Elizabeth Connally Fricks (1849-1932)
Two of my great-grandmothers I always felt I “knew” even though they both died before I was born. That’s because they were grandmothers of my mother, who actually knew them and talked about them to me, and so a close link was established — at least in my memory. Theirs were among the first graves I visited and placed flowers on at our family’s annual Decoration Day outing.
While my mother knew both of her grandmothers, her maternal grandmother — Araminta Awtrey Hensley — died when she was only seven years old, but her paternal grandmother — Elizabeth “Lizzie” Connally Fricks actually lived with her and her parents until she was 12. Naturally, mother had a better memory of that grandmother — the quiet “Southern Lady” as Mom remembered her. She was the one who intrigued me because of her beautiful needlework and because she was born near Atlanta, Georgia. She was actually there when General Sherman and his Union Army came marching through.

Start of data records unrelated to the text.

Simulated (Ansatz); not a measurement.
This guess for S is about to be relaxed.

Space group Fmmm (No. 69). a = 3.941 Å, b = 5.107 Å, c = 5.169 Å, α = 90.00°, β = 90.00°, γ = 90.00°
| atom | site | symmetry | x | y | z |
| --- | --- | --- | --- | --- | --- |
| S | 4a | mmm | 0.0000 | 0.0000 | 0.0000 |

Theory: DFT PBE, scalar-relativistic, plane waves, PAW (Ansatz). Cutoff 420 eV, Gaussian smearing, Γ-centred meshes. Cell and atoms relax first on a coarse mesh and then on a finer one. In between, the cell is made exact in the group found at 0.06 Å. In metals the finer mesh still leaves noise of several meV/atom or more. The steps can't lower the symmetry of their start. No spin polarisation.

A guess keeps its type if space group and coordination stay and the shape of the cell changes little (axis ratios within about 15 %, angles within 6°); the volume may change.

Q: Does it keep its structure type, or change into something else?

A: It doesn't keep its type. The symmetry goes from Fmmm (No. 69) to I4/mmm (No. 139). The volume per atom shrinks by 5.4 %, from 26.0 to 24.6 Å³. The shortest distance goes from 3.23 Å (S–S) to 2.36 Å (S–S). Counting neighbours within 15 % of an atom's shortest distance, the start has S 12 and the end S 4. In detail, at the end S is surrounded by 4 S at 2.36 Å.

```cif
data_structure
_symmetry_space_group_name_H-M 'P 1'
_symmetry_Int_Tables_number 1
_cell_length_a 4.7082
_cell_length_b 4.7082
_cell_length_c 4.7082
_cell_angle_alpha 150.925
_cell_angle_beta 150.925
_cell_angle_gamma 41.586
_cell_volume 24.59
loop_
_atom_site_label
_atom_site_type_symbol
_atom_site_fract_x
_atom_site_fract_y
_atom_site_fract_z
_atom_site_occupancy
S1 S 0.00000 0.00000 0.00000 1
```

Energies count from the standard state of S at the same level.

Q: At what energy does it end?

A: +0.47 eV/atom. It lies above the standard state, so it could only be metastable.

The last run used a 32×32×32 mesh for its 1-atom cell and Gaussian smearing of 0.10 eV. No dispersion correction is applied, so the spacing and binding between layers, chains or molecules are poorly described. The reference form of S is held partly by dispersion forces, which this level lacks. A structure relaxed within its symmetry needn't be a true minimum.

One of my aunts took me to see Gone with the Wind when I was quite young and I never forgot it. Years later, I would read the book. Realizing early on that I had had family participating in the Civil War (on both sides) is probably what whetted my keen interest in that era of American history.
At the time of the 1860 federal census, Lizzie is living with her father, “Big Charles” Connally and her stepmother, Margaret (also a Connally) and three half brothers, Theodore, William and Edward in Stone’s District, Fulton County, Georgia. They would have been among the thousands who evacuated Atlanta in 1864.
Evidently they never returned because in 1870 and later, they are found in and around Walker and Dade counties. Lizzie married Napoleon Fricks in 1866 and they remained in Georgia until 1891 when they removed to the Creek Nation of Indian Territory, where their youngest child, my grandaunt Dora Fricks Buffington was born.
|Dora Fricks (right) Ora Christian (left)|
I have the military and political history of this event and a great deal of the Connally and Fricks genealogy, but what I want is of course, what I don’t have — great-granny’s eye-witness account of the Battle of Atlanta. Why didn’t she keep a journal of those events? She was 15 years old and should have been recording history. Didn’t she realize that someday she’d have a great-granddaughter who would be fascinated by U.S. history and genealogy and want to know?